Thursday, April 02, 2009

KNOWING (it isn't going to make any difference, but...)

Knowing is an end-of-the-world flick with a curious mix between science and mysticism. I hesitate to say 'religion', because I don't think it's that.

The ending reminded me of The Quiet Earth—a 1985 New Zealand film. For those who know that movie, it'll be a tantalizing hint.

Despite its grimness I would consider Knowing an optimistic movie. No doubt those believing firmly that science is 'it'—whatever they understand to be 'science'; which they probably don't, even if they are often 'scientists' themselves—will cringe at the contents, but since the debate of 'random' versus 'hidden variables' is unresolved and will forever remain that way (because it's in principle unresolvable!) we'll just have to let them cringe.

What I can talk about without inserting spoilers is that Knowing, more so than other disaster movies, rubs in the notion that you really, really need to get a sense of perspective in your life. Like seriously so.

Or, I sometimes wonder, is it actually asking too much of people; or expecting too much of them? Maybe we're talking about a 'limited capacity' situation here, that applies to most. Or maybe it's actually about what one might called 'education'; the kind that needs to be with us from childhood. But, since our schools are governed and operated by people who don't have a sense of perspective, and since most parents don't have that either, how can anybody expect—except if it happens by shit luck—that kids growing up will be 'educated' into those kinds of 'perspective' kinds of thinking patterns? The blind leading the blind and all that.

What is asking too much? Well, just that people tread the thin line between doing what needs to be done and living their lives, yet not getting carried away, remembering that everybody is just a heartbeat away from extinction—as is the whole damn species and everything else on this planet. We just don't know what's coming. We can plan and scheme and do our best to have those things that we can help along here and there work out as they should, and maybe they will. But there is a mind-numbing multitude of things we'll never control.

I suppose one could argue that this can induce hopelessness or fatalism, and maybe therefore one shouldn't expect of people to pull their heads out of the sand and take a good look around. Denial is so much more comforting, is it not?

And yet, denial in its many forms is probably the greatest common threat to our individual existence, as well as that of the species. Or maybe I should say, the 'consequences of denial' are the actual threat. Denial itself is just a, maybe very human, though immensely stupid and ultimately existentially unforgivable act.

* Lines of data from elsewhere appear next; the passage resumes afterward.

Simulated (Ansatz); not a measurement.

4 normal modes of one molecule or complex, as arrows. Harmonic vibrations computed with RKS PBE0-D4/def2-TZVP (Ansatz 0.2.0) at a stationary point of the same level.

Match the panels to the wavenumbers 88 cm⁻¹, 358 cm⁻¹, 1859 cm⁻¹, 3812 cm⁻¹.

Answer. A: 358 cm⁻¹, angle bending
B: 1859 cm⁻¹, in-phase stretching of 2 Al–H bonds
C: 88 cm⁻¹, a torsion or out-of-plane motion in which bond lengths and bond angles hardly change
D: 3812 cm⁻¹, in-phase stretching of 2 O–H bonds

Unforgiven by whom? Actually, it's not 'whom' but 'what'. For we may not have control over the vicissitudes of cosmic contingency or the consequences of human stupidity—the latter, some may argue, being a form of said 'cosmic contingency', because evolution made us what we are, and that's a shitload of 'contingency'!—but if we try to look up and cease denying, we may see how we can deal with a lot of those consequences, for the eventual benefit of ourselves and those who depend on us.

One can dream...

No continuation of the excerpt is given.